Attic trusses fit the width and span of your roof. Unlike a standard stick-frame roof, which is open beneath the rafters, trusses have support rails that run at angles from the bottom of the truss to the top and sides of the truss. Because of this, you can't finish out your attic, but you can insulate it to reduce your energy bills.
Cut batt insulation to fit along the roof eave. This is the narrow wedge area at the edge of the attic where the roof meets the attic floor.
Position one insulation batt along each eave, but don't force it back into the narrow wedge space. The batt will serve as an insulating barrier that blocks the blown-in insulation from filtering into the vents in the eave.
Block around can lights by cutting a circle 4 inches larger than the diameter of the can from an insulation batt. Place the hole in the batt around the can. Center the batt so the insulation is at least 2 inches away on all sides from the can. Use a utility knife to cut out the shape.
Place a lightweight scrap of thin drywall or plywood over every can light to keep blown-insulation from filtering next to the cans.
Block around any type of heat vent that runs through the attic, such as the chimney of a wood stove. You may use drywall or plywood. Cut pieces to form a barrier around the pipe. Keep the block at least 8 inches away from heated pipes on all sides. Check local building code to determine the exact distance required in your community.
Measure from the drywall between the trusses up to the desired insulation height and make marks on a few trusses with a pencil. Determine this measurement by the degree of insulation you want. Look at the chart on the insulation bags to determine how many inches you must blow in to obtain the desired insulating factor. These marks will serve as a visual guide when blowing in the insulation.
Start at the perimeter of the attic and turn the blower on. The insulation fibres will shoot out, but not with force. Move the hose back and forth to distribute the fibres lightly and evenly between the trusses. Use an assistant to feed insulation continuously into the hopper unit, positioned on the floor below the attic.
Work your way toward the attic access hole. When you near the hole, step down on the ladder and add more insulation around the hole.

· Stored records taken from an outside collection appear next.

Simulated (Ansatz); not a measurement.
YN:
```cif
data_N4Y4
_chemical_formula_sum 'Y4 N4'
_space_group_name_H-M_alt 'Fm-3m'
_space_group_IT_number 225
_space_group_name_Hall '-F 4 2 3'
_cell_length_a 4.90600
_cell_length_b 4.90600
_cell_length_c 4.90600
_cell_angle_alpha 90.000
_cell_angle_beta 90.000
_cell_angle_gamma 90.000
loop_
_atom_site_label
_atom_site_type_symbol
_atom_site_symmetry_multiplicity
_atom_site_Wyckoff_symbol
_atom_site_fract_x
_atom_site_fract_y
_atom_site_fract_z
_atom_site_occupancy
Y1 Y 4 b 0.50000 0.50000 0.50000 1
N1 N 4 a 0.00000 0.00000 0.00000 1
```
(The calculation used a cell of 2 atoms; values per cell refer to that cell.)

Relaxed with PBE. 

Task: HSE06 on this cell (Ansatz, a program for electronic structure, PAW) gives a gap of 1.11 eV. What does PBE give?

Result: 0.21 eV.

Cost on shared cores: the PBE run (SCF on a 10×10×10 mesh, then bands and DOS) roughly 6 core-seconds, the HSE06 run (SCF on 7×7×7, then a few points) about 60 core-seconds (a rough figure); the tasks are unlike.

Cut a piece of batt insulation to fit over the inside of your attic access door, since that spot is tough to reach with blown-in insulation.
Wear a full respirator, protective eyewear, and pull on disposable coveralls over your clothing. A hat that has a wide brim increases visibility, since it catches the fibres that fall directly in front of your face.
Step on the trusses as you walk about the attic. The only thing separating the attic from the room below is a layer of drywall and it won't hold your weight.